Delightes for Ladies continues to intrigue me, so I took some more time to look at some of the recipes, thinking that it would be fun to try to re-create some of them.
As I indicated in my first post, the spelling was inconsistent and instructions were often cryptic to me, so I looked at several recipes. Sweet Cakes without either spice or sugar asked the cook to “wash your Parsneps cleane” and “dry them upon Canuas,” and since I had neither “parsneps” nor “canuas” I scratched that recipe. I looked next at directions To candy Orenge pills.
Those instructions indicated that I should take the “orenge pills” and “take fine Sugar and Rosewater, & boyle it to the height of Menus Christi.” I figured out that I needed orange peel, but without Rosewater and having no idea how high Menus Christi is, I eliminated that recipe, too. There were many more recipes from which to choose, though, so I persevered.
The next recipe I looked at was
To make gelly of Straw-berries, Mulberies, Raspberries, or any such tender fruit. Maybe this one would work. I could certainly find strawberries. But, when I saw that I would need to “grinde them in an Alabaster Mortar,” that I needed “faire water” and that I needed to boil the mixture in a “posnet” with a “little peece of Isinglasse” I gave up on that one, too. Next, To make Ginger-bread.

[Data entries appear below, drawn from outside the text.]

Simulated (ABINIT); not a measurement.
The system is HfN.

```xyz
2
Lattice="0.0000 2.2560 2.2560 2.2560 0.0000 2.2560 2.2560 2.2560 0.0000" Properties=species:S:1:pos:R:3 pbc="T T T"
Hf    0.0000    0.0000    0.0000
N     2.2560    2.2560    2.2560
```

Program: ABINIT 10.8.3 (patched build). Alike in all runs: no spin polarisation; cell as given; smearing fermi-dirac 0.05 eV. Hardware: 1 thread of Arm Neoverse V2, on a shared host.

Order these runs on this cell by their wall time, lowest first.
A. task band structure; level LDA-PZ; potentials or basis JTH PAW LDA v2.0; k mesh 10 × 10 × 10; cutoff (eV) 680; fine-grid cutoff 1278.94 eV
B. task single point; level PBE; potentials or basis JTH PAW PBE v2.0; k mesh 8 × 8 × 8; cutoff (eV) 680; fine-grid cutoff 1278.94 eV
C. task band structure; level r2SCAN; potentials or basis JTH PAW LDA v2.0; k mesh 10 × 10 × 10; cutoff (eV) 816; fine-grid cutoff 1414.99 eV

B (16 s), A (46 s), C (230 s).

Ok, everyone likes gingerbread, so maybe I’d found my recipe. But the first sentence proved otherwise. “Take three stale Manchets and grate them.” To make gingerbread? Another recipe down the tubes. I found another one which sounded promising.
To make puffe-paste needed “a quart of the finest flower,” “the whites of three egges, and the yolks of two, & a little cold water.” Now this was promising. But, then I read that I would need to “driue it with a rowling pin abroad,” “put on small peeces of butter” and “fold it ouer.” Not once, but ten times. So, out went that recipe, too.
But, I finally found one! The title was simple, To make wafers.
The ingredients included “a pint of flower,” “a little creame with two yolkes of egs,” and “a little searced Cinamon & sugar.” All that was necessary was to “worke them all together, and bake the paste upon hot Irons.” Hurrah! I recognized this one. Wafers are our cookies, and these are our “Snickerdoodles.” Fun for the weekend. Making Snickerdoodles!